This has major implications for how we watch and remember sporting events. Maybe the most obvious example of this is the so-called "hot hand" in basketball: the idea that a shooter is "in the zone," and more likely than normal to hit any given shot. Various studies have looked for and failed to find evidence for the hot hand. It's entirely possible that the hot hand is wholly illusory, that it's just the clustering illusion in play. However, as Carl Sagan was wont to say, absence of evidence is not evidence of absence. Except for free throws, in which shot selection and defense have no play, shooting accuracy is highly contextual. Some shots are wide open, while others are tightly contested. They are shot from all over the field. Some are shot on the run, others are shot on the step back, while still others are spot up shots. What's more, players are intensely aware that they're hot, and as a result may shoot any hot hand they have in the foot (as it were). All these factors conspire to make the hot hand difficult indeed to discern. (For free throws, there is apparently a moderate hot hand; see this paper (or at least its abstract) by Jeremy Arkes.)

But a more basic example is in how we all remember and talk about the game afterward. We talk about the shooting struggles of such and such a player, and how (if our team won) he overcame that adversity and pushed through to get the win. We look back in our memory and find events that, although they seemed minor at the time, turned out to have momentous impact on the outcome of the game. Consider this account of Game 7 of the 2010 NBA Finals:
With 8:24 left in the third quarter, Celtics point guard Rajon Rondo picked up a loose rebound off Paul Pierce's miss from 19 feet, and pushed it back in to put the Celtics up 49-36. And through 28 minutes of play, Kobe Bryant had had an abysmally poor night on the offensive end. He had shot three of 17 from the field and one of three from the free throw line for seven points and a true shooting percentage of only 19 percent. Largely as a result of his terrible performance, the Lakers found themselves down by 13. To be sure, Bryant had eight rebounds (four of them on the offensive end), but that hardly put a dent in his overall play.
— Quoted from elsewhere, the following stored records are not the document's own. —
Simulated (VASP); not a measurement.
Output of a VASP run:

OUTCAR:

On the play, however, Pierce injured his shoulder and had to sit out for a spell. Bryant thought he saw something that he could exploit as a result, and went to work. On the very next play, he drove into the lane and drew a shooting foul on forward Rasheed Wallace. He only made one of his two free throws, but from then on his performance surged abruptly upward. Starting with that play and for the rest of the game, Bryant gathered seven more rebounds and shot three of seven from the field and 10 of 12 from the free throw line for 16 points and a true shooting percentage of 65 percent, leading his team to a 83-79 win for the title.
Sounds pretty interesting, doesn't it? Makes you wonder what it was that Kobe saw that he could take advantage of. I would wonder, too, except that I just now made it up. Everything else is true, but the sentence in bold is conjured out of whole cloth. Actually, Kobe simply tossed his hands in frustration for a second before taking the inbounds pass and dribbling it upcourt. In trying this narrative out on a couple of folks, though, I found that it was compelling because once people see the remarkable contrast between Kobe's play before that moment and his play after it, they assume that something equally remarkable must have happened to precipitate it. We will latch onto any little thing as an explanation, even if it had no more to do in fact with the game than any other little thing. Right place, right time.

As far as I can tell, though, there was nothing in that game that happened to Kobe. Aside from a trio of truly horrible shots that he took with the shot clock running down, his shot selection was not noticeably worse while the Lakers were falling behind than it was during their comeback. Sometimes, you know, a cigar really is just a cigar.

2 comments:

  1. Human performance is such a mystery, though -- surely there is statistical evidence for having an "off" day? I can understand limited evidence for the "hot hand", but presumably people have good and bad games, and there is evidence in the statistics that breaks down the better and worse performance, right?

    I'm reluctant to trust my intuition, based on cycling and other sports (and programming?), and I do presume that professional sports provides better evidence for this kind of thing because of both consistent motivation and elaborate stats keeping.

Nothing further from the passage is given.